Linear Transformation and Null Space

[Random Variable]

Homework Statement

Let (u,v,w) be a basis for vector space V, and let L be a linear transformation from V to vector space W. If (L(u),L(v),L(w)) is linearly dependent, then dim(Null Space(L)) > 1.

Homework Equations

The Attempt at a Solution

I don't see why dim(Null Space(L)) must be strictly greater than 1.


My proof that the dim(Null Space(L))>=1:

Let x be a vector in V that is in the Null Space of L.

Then L(x) = L(αu+βv+γw) = 0

L(αu)+L(βv)+L(γw) = 0

αL(u)+βL(v)+γL(w) = 0

Since the family (L(u),L(v),L(w)) is linearly dependent, α, β,, and γ are not all zero.

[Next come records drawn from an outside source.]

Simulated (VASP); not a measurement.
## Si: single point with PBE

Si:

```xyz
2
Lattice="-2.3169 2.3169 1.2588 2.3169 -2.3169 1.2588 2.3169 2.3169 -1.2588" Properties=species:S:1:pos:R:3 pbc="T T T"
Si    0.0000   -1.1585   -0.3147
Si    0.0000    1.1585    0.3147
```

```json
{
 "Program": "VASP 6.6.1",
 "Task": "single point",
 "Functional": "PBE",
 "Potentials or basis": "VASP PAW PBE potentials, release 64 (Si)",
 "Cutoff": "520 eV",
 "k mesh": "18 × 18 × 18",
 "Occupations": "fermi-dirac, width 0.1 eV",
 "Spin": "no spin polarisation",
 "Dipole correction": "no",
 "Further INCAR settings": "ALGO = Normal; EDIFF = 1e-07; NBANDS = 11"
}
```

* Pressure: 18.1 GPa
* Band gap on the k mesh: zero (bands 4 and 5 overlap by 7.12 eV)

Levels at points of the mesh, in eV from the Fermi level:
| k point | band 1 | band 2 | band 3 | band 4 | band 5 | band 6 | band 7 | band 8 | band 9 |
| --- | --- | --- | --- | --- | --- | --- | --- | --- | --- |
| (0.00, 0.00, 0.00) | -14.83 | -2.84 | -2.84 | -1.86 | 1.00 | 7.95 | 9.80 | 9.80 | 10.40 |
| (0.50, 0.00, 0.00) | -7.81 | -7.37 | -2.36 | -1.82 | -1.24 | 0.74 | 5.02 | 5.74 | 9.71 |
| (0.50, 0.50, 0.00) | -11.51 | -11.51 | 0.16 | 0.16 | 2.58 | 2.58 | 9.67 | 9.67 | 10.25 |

Therefore, Null Space(L) ≠ {0}, which implies that the dim(Null Space(L)) is at least 1.

 

[yyat]

You are right, it should be dim(Null Space(L)) >= 1. (Try constructing an example where dim(Null Space(L))=1.)

A small remark concerning your proof: when you say "α, β,, and γ are not all zero" you should instead write that "α, β,, and γ can be chosen so that not all are zero", because they can be all 0 (for x the zero vector). Then you can infer that x can be nonzero by reading the last three lines backwards.

 

[Random Variable]

Revised Proof:

Let x be a vector in V that is in the Null Space of L.

Then L(x) = L(αu+βv+γw) = 0

L(αu)+L(βv)+L(γw) = 0

αL(u)+βL(v)+γL(w) = 0

Since the family (L(u),L(v),L(w)) is linearly dependent, α,β,and γ may not all be zero.

Therefore, Null Space(L) consists of more than just the zero vector, which implies dim(Null Space(L)) is not zero.